The Suns should have been fine retaining Bledsoe and Dragic for the remainder of the season and running back their 2013-14 success, but the Thomas experiment didn’t sit well with Dragic, who was up for free agency and asked out. Forced to deal a third-team all-NBA member who had just won Most Improved Player, Phoenix actually acquitted itself fairly well, getting two unprotected first-rounders in the process.

At that moment, the Suns could have accepted a lost year and potentially reverted to playing one point guard at a time, but they were so committed to the gambit that they surrendered their greatest asset, a lightly-protected first-round pick from the free-falling Los Angeles Lakers, to acquire Brandon Knight. That the Milwaukee Bucks gave up this pick for Michael Carter-Williams only underlines the stink of poor decision-making Phoenix was spreading across the league — ironically, that pick was used to take Mikal Bridges, who was dealt on draft night to the Suns and is now one of the few bright spots for Phoenix. The team didn’t get much better, missed the playoffs again, but got Devin Booker in the draft.

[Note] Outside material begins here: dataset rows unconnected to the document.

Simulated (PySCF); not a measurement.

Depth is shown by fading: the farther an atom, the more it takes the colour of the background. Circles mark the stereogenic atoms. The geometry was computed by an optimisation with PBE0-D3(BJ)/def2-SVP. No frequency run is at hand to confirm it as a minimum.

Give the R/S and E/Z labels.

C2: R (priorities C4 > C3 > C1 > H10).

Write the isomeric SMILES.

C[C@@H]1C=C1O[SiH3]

With Bledsoe, Knight, and Booker in tow, the Suns were seemingly set at backcourt, and making John Calipari really happy in the process. Unfortunately, the rest of the team was in shambles. Phoenix had signed Tyson Chandler in the offseason in a weird ploy to seduce LaMarcus Aldridge. As part of that effort, the team traded Marcus Morris to clear cap space, angering his twin Markieff in the process. Bledsoe got injured in December and Knight missed seven weeks with an adductor strain, resulting in the incredible sight of Goodwin, Ronnie Price, Phil Pressey, Jordan McRae, and Bryce Cotton playing meaningful minutes for the Suns. Only McRae is still in the NBA, on a two-way contract with the Wizards.

Never fear. Phoenix had another high draft pick, Bledsoe and Knight would come back from injury, and Booker figured to improve in his sophomore season. Except the Suns were terrible yet again, choosing to bench Knight and bring in Tyler Ulis and Shaquille Harrison for reinforcements, along with a second tour for Ronnie Price. If nothing else, Phoenix had finally figured out how to tank properly.

In the 2017 draft, the Suns had a chance to add to their point guard depth by selecting De’Aaron Fox out of, you guessed it, Kentucky. Instead, Phoenix picked this time to pivot to the new NBA trend of acquiring long, athletic wings, and selected Josh Jackson out of Kansas, who has yet to find his footing on a consistent basis. Knight tore his ACL the next month, and it took three games of losing by a combined 92 points for Bledsoe to send his now infamous tweet asking out of Phoenix.
https://twitter.com/ebled2/status/922201984211369984

Head coach Earl Watson was fired later that day. Bledsoe was traded within a few weeks to Milwaukee, and the Suns played out the next 79 games with a combination of two-ways and ten-days, including Mike James, Josh Gray, Harrison, Canaan, and Ulis. Only Canaan made it to the start of this season. Harrison was in training camp, but he was waived and ended up on the Chicago Bulls, a team which might warrant its own deep dive into its point guard situation at some date in the near future.

Of course, Canaan has also caught the axe, as Phoenix is seemingly content to move forward with De’Anthony Melton and Elie Okobo, two rookies, as well as point-Booker for the foreseeable future. This will be another lost year for the Suns. Knight was traded in the offseason, along with 2016 first-rounder Marquese Chriss. Bender’s fourth-year option was declined. After all these years of turnover at the lead guard spot, there is little left for Phoenix to work with.

Now, the Suns are clearly the worst team in the Western Conference, the lone holdout in a 14-team playoff race. They don’t even have the outline of a competitive team beyond hopeful building blocks in Booker and Deandre Ayton, but one can’t help but wonder how much a competent point guard could help.